5

I'd like to zip two DenseVectors and perform an operation on each pair, and obtain a new vector as result. What is the best way to achieve this using scala-breeze?

I can work around it by using their data field, but I'd need to construct a new DenseVector from the resulting array.

Iulian Dragos
  • 5,692
  • 23
  • 31

2 Answers2

3

I should probably just make a method on DenseVector, but 

breeze.linalg.zipValues(dv1, dv2){(v1, v2) => ??? }

should do it.

dlwh
  • 2,257
  • 11
  • 23
  • 1
    thanks for your answer but it cause `missing parameters type` error for me. I'm using breeze 0.10 with scala 2.11.5. – Ali Shirvani Jan 26 '15 at 18:58
  • 1
    Having a method for that would be very nice indeed. I am also getting this missing parameters type and it is not super easy to fix. – geoalgo Sep 22 '15 at 08:58
  • should be none. please file a bug on github if it's not – dlwh Jan 11 '18 at 01:07
  • This doesn't appear to work correctly. The mapped function treats `v1` and `v2` as the whole vector, not elementwise. I find that I am forced to do `dv1.toScalaVector zip dv2.toScalaVector` and then apply `map { case (v1, v2) => ... }`, and reconstruct a `DenseVector` from the result if required. – ely Aug 29 '18 at 14:31
0

The accepted answer does not appear to work as expected. Consider this example, trying to transform two DenseVector values into a Map[String -> Double], with a name for each of the original inputs.
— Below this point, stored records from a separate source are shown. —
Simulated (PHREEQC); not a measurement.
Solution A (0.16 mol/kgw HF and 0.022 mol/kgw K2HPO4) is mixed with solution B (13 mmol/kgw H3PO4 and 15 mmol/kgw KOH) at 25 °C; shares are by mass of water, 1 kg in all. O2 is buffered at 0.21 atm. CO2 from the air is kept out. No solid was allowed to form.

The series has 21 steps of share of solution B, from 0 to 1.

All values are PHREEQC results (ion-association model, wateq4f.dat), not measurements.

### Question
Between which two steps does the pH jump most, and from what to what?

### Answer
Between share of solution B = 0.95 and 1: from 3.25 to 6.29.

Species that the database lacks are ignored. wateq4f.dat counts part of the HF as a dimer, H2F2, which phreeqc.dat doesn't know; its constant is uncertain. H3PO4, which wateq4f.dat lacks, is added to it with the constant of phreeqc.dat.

scala> val dv1 = DenseVector.zeros[Double](4)
dv1: breeze.linalg.DenseVector[Double] = DenseVector(0.0, 0.0, 0.0, 0.0)

scala> val dv2 = DenseVector.ones[Double](4)
dv2: breeze.linalg.DenseVector[Double] = DenseVector(1.0, 1.0, 1.0, 1.0)

scala> breeze.linalg.zipValues(dv1, dv2) {(v1, v2) => Map("f1" -> v1, "f2" -> v2)}
res710: scala.collection.immutable.Map[String,breeze.linalg.DenseVector[Double]] = Map(f1 -> DenseVector(0.0, 0.0, 0.0, 0.0), f2 -> DenseVector(1.0, 1.0, 1.0, 1.0))

scala> (dv1.toScalaVector zip dv2.toScalaVector) map { case (v1, v2) => Map("f1" -> v1, "f2" -> v2)}
res711: scala.collection.immutable.Vector[scala.collection.immutable.Map[String,Double]] = Vector(Map(f1 -> 0.0, f2 -> 1.0), Map(f1 -> 0.0, f2 -> 1.0), Map(f1 -> 0.0, f2 -> 1.0), Map(f1 -> 0.0, f2 -> 1.0))

Notice how the use of breeze.linalg.zipValues treats the mapped function as a function of each entire DenseVector, so the output is one single Map instead of a Map for each component of the inputs (like in the second example).

Though inefficient (an unfortunate workaround for the limitations of breeze), the final line I gave above should generally work:

(dv1.toScalaVector zip dv2.toScalaVector) map { case (v1, v2) => ... }
ely
  • 74,674
  • 34
  • 147
  • 228